How to Find a Bowfishing Spot

Should we fish the usual spot, or try somewhere else? Which lake should we try today? How’s the river looking for fish this time of year? These are all common questions bow fishermen ask themselves over the course of a fishing season.

While it’s great to have a “honey hole” that consistently produces fish, overfishing can spook the fish or cause your hot spot to dry up. The problem is, how do you find a bowfishing spot?

There’s always trial-and-error, but that can result in a bad night of fishing if you pick a dead spot with few fish. Word of mouth is only good if you trust the source, and just like their rod-and-reel counterparts, bow fishermen aren’t always keen on giving up their secret spots!

Fortunately, there are a few things you can do to find a quality fishing spot without throwing a dart, so to speak.

What to Look for in a Bowfishing Spot

Find lakes or rivers that have shallow water

You can scout for fish just like you would scout for deer. Take a drive and look for lakes or rivers that have shallow water, vegetation, and other features that attract fish.
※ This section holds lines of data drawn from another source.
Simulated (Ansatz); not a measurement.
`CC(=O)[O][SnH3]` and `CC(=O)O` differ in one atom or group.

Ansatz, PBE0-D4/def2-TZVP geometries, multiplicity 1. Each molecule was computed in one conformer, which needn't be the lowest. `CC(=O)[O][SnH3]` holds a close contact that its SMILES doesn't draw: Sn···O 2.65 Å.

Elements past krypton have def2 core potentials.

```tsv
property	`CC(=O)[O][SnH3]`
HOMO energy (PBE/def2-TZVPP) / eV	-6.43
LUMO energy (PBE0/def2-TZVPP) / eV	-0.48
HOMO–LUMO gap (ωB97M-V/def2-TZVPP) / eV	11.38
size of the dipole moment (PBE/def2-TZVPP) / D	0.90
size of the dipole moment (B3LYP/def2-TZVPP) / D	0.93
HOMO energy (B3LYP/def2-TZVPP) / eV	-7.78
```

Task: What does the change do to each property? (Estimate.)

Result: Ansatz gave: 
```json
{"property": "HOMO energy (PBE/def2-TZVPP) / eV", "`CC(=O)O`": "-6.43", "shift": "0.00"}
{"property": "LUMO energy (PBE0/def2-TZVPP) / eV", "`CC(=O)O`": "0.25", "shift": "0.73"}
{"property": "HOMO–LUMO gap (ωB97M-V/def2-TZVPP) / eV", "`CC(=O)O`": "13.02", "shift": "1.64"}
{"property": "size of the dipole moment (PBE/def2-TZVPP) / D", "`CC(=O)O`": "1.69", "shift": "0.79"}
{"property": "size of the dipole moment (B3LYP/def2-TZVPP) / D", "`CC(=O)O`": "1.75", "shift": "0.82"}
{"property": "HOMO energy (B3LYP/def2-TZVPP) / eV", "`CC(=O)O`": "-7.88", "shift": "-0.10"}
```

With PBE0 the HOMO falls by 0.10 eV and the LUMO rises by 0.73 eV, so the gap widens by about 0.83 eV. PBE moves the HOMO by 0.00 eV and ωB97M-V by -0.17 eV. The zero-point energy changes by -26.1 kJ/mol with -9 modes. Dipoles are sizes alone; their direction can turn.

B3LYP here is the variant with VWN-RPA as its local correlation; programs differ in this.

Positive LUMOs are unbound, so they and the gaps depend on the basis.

If you find a body of water that looks promising, take a walk along the shore (if you can) and look for rough fish cruising or basking in the shallows (a pair of polarized sunglasses will help you out greatly.)

If it’s a river you’re looking to fish, there may be an overpass or bridge nearby that you could use to do an aerial survey and look for fish in the water. In some cases, if the bridge is low enough and the law allows, you may even be able to fish from the bridge.

Use your state’s DNR data

Another tip for finding a body of water to bowfish is to use your state’s DNR data if it is publicly available. In many states, such as Minnesota, for example, the DNR does a fisheries survey every few years on select lakes and posts that information online. 

Locate fishs

Once you’ve found a suitable body of water for bowfishing on, you need to know how to locate fish in that body of water. Since bowfishing is a sight-reliant activity, you can’t rely on technology to find fish for you as rod-and-reel fishermen can.

How to Find Fish for Bowfishing

If you’re fishing in a best area and aren’t sure how to go about finding fish, keep these tips in mind…

Water Clarity

You need to be able to see the fish to shoot them, so water clarity is important. Simply put, bowfishing in clear water makes it easier to see fish. It also makes it easier to identify them before taking a shot.

Stained or muddy water can make it tough to identify fish, and with that comes the risk of shooting an off-limit species. The ability to identify fish quickly comes with experience, which will make it easier to fish in less-than-ideal conditions.

If you’re just starting out, it might be a good idea to stick to fishing in clear, calm conditions when possible.

Water Depth

You need to be in shallow water so you can get an arrow into the fish when you shoot, so keep water depth in mind.

Water depth is also an important factor. While you can find carp, buffalo and other fish in deeper water, it doesn’t do much good if you can’t hit them hard enough for the arrow to penetrate.

Most bowfishing takes place in 5-6 feet of water or less, which makes shallow lakes and rivers ideal bowfishing locations.

Finding a food source will lead to seeing fish

With a little more water, this shallow tributary will become a prime feeding and spawning ground for carp and buffalo.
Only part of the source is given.